Three Tough Q’s: Mallen Baker

If you’re in the business of reputation management and/or corporate social responsibility (CSR), you need to be familiar with the musings of Mallen Baker.  Mallen is the founding director of a UK-based website on CSR, Business Respect.  Last month, Mallen was named a contributing editor of Ethical Corporation, a global business intelligence organization.  His bio paints the complete picture, but I really encourage you to follow his blog.  I find his voice to be one of the most persuasive and balanced on CSR and reputation matters.

That is certainly the case below, as Mallen addresses some of the intersections between CSR and crisis management through these Three Tough Q’s:

 

Q1:  In your experience, how often do CSR experts team up with crisis management professionals to assess and address threats, before they become crises?
      
This happens a lot less than it should.  Part of the reason is that we are only gradually improving the understanding of what CSR should be about – that it can play this role of avoiding a crisis.  For too many businesses it remains a low-level function that is about issues seen as peripheral to the business, rather than central to it.

It is changing.  I see more companies appointing internal senior people to CSR or sustainability posts. These companies have understood that they need people with weight and seniority who understand the business extremely well.  Companies that seek to bring outside CSR experts or environmental scientists into their posts are more prone to sidelining those people as specialists.

The most effective CSR teams aim to influence across the business.  They are still in the minority, and many teams are too focused on what goes in the CSR report to make real headway in this regard.


Q2:  In certain industries (e.g., oil exploration) it seems that the bar is set very high for companies to prove progress in environmental sustainability.  Yet, the bar set very low for critic/activist groups to claim “greenwashing” is occurring.  Does standardized CSR reporting provide the best solution for the public to figure out who to trust/believe?
      
CSR reporting is in its infancy, and the reports do not provide the best solution for a confused and skeptical public.  The main problem is that these reports are effectively aimed at all audiences – shareholders, employees, customers, NGOs, the general public, local communities.  Any professional
communicator will tell you this is an impossible task.

As a result, you get companies presenting data from some reasonably well thought-out indicators, but the figures alone don’t tell the whole story.  They need context set before you can understand what the figures are telling you.  Financial reports get interpreted by knowledgeable financial commentators and investors.  We don’t have that for CSR reports, so the companies end up trying to give the context as well – to tell their own story.

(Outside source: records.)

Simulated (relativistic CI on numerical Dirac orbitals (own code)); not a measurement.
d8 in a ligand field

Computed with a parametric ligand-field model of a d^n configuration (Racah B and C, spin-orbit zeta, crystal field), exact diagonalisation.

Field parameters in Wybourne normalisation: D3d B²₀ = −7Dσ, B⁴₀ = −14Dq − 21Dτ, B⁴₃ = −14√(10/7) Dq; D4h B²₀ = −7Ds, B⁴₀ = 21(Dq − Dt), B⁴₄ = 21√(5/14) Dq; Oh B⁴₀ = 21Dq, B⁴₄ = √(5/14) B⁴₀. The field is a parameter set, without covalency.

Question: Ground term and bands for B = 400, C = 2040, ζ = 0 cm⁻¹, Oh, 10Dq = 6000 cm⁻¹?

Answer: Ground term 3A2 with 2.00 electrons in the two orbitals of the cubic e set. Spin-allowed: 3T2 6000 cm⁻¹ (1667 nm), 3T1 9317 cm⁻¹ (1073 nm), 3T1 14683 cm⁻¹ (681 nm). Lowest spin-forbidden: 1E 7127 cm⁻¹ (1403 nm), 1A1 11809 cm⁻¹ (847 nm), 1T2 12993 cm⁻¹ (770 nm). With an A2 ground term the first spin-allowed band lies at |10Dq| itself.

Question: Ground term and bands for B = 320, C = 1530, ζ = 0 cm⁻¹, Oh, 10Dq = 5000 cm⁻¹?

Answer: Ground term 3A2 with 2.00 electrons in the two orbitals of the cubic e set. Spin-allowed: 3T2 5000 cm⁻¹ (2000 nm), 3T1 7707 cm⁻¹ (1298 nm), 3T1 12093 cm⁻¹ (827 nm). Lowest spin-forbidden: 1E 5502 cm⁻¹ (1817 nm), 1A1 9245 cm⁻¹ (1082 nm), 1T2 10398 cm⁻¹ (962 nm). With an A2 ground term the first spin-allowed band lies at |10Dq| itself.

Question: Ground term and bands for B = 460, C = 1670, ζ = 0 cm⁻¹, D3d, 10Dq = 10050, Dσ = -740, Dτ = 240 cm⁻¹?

And, of course, nobody trusts the companies to tell their own story.

But you are right that the bar is higher for companies than for NGOs.  Although there is some very good and challenging NGO research, there is a considerable pile of dross as well – poorly researched, badly argued – and the frustration for everybody must be that lazy journalists give this research the same number of column inches as the good stuff.  It doesn’t help.
 
 

Q3:  In some instances, the line between CSR advocacy and activism gets blurred. Does this yield pros or cons for CSR?

There has been constant confusion, and generally it doesn’t help.  CSR in many countries has been a business-led process, responding to changing expectations for sure.  The perception that CSR is something that NGOs “do to” businesses is incredibly unhelpful for both sides.  Ultimately the most sustainable benefit is achieved when companies are able to establish their own values, to frame their own business case, and then to constantly test themselves against the actions and innovations of their competitors.

When CSR becomes perceived as something outside – something that may be ignorant of the business, maybe even hostile to it – it becomes something to be negotiated with at best, rather than something that is going to help the company become more successful and enduring.